Townsquare Media and Integrity Builders are teaming up to salute our local heroes with our Warrior of the Week program.

Congratulations to Jackson's Brian Slocum, our Warrior of the Week.

 

By Mass Communication Specialist 1st Class David R. Finley Jr., Navy Office of Community Outreach

PORT HUENEME, Calif. - “We Build, We Fight” has been the motto of the U. S. Navy’s Construction Force, known as the “Seabees,” for more than seven decades. The Navy Seabees are an elite group of personnel trained in both combat and the craft skills of the construction industry.

Petty Officer 3rd Class Brian Slocum, a native of Jackson, New Jersey, builds and fights around the world as a member of a naval construction battalion center located in Port Hueneme, California.

Slocum is serving as a Navy builder, who is responsible for completing various construction projects for the Navy.

“I do construction work such as concrete and carpentry," said Slocum. "We do all sorts of projects for simple construction to major builds.”

Building in austere environments can be a challenge. Fighting in harsh conditions can also be a challenge. Building in austere environments while fighting in harsh conditions takes a special kind of person with a great deal of perseverance and determination, according to officials with the U.S. Navy History and Heritage Command. These are the kinds of people being trained at Port Hueneme, to provide crucial support to Seabee units deployed around the world.

The jobs of some of the Seabees today have remained unchanged since World War II, when the Seabees paved the 10,000-mile road to victory for the allies in the Pacific and in Europe, said Lara Godbille, director of the U.S. Navy Seabee Museum.

“I like the fact that I am part of an organization that does good in the world," said Slocum. "I am proud to wear this uniform and represent the Seabee name."
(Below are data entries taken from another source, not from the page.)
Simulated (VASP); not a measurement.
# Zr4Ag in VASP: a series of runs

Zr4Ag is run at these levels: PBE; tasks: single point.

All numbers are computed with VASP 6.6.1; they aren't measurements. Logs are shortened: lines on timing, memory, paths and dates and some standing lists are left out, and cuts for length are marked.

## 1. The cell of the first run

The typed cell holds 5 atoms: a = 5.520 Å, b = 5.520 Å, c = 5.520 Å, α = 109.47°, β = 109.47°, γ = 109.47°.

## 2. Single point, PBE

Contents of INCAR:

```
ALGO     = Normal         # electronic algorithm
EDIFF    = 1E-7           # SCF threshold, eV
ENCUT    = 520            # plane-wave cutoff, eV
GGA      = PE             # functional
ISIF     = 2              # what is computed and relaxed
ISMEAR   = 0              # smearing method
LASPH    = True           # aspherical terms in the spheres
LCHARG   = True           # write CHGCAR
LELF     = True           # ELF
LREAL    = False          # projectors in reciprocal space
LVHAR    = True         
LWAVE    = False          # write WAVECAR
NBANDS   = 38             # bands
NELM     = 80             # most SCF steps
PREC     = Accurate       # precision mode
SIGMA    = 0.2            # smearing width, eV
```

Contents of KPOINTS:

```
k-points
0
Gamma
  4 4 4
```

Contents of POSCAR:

Seabees have served in all American conflicts for nearly 80 years. They have also supported humanitarian efforts using their construction skills to help communities around the world following earthquakes, hurricanes and other natural disasters.

Slocum is a 1998 Lakewood High School graduate. According to Slocum, the values required to succeed in the Navy are similar to those found in Jackson.

“I learned the value of hard work," said Slocum. "I worked in the construction field for a long time back home before I joined the Navy. This has been a great fit for me.”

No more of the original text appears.